“I had to dream awake”
-The Frames
Writing is a mental game.
Whether you pile up a lot of interesting words and let that guide
parts of your story, or you construct a moment and hunt for the words
to do it justice, in the end we're still just talking about a lot of
words. And yet anybody who has ever started a serious writing
project knows the pain of staring empty-headed at an equally empty
page. It doesn't matter if you're on page 600 or page 1, this is a
very real and daunting challenge that can slow the whole process down
to a soul crushing crawl. So what the hell do you do to get yourself
out of it?
Try this.
Stop, relax, and think, but go somewhere else to do it.
'Prewriting'
is an absolute misnomer. Most people seem to think you prewrite
before you begin a project, and then you sit down without ever
looking back and fritter away until the thing is done. I don't even
think of it as prewriting, I think of it as sketching.
Dry on ideas before, during, or after a draft? Sit down, let your
mind breathe, and sketch a bit.
Here's
what I do. I turn my computer off and I go sit down somewhere else.
This is a really basic mental trick. The goal is to break the
unfocused, no ideasy, falling feeling I get sitting in my writing
chair without writing for too long. I have a pad and a pen with me.
I have a pen because I'm not going to be erasing anything. If I
write something dumb (often I insist on it), I can just scratch it
out. I want to work dirty here. This is me kicking around in my
workshop. Anyway, writing is actually the last thing on my mind.
I'm sitting down to think. We all start writing because we tire of
only day dreaming, or having thoughts pop through our head like
sparks form a downed power line. Well, this little process is a
return to form. Its just a bit of directed day dreaming.
Thomas
Edison used to do this same sort of exercise to work his way through
problems and come up with new inventions. He used to sit with two
tin pans on the floor and ball bearing in his hands. He would relax,
clear his head out, quiet down. Then he would start turning over
whatever he had laying around in his brain. If he started to drift
off, the ball bearings would drop into the pans and wake him up. So
there he would be, hopefully with a clear head and maybe a new idea.

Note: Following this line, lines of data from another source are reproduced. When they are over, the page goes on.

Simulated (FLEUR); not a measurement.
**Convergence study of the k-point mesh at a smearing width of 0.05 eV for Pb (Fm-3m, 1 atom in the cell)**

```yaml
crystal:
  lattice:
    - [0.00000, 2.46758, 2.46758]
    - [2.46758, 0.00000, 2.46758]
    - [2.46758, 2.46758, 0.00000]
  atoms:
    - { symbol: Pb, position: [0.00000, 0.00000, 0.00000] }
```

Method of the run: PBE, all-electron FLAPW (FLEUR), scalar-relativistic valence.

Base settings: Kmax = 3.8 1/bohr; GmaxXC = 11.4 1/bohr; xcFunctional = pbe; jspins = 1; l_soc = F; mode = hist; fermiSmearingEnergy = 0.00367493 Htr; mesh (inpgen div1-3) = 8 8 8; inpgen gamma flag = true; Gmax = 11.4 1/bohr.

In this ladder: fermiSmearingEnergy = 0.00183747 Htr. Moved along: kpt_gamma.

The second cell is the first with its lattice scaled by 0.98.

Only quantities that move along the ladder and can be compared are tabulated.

I think Edison's routine was a little more meditative than I'm
suggesting, but it is equally as apt, and probably worth practicing.
Start
asking yourself some questions and feel your way around a few
answers. There's no stakes here, you're just sketching, so anything
is fair game. Sound it out. Short term, long term, it doesn't
matter. Make a few choices, follow the line of thought, and if you
don't like where it leads, cross that one off and start in on
another, stealing any of your own ideas and mixing them up any which
way you like. Don't be afraid to change your mind. Write a bunch of
words down about how a scene should feel, or a setting, or a
character. Which words stick? If you get some lines that feel right
as you build a particular scene in your mind, jot those down and keep
thinking. Stay focused.
The point is to let your mind range, but not wander.
Now
that you've got a few ideas you like, and a better sense of where
you're going, at least for the moment, you should feel more confident
sitting down at the keyboard. Now just write it out, and know if it
doesn't land quite right, you can just revise it later. Tune up the
sketch, yeah? Better by degrees.
Try
it.
p.s.
In reference to today's quote, if you haven't already, you
should really get to know
Glen.
Seriously.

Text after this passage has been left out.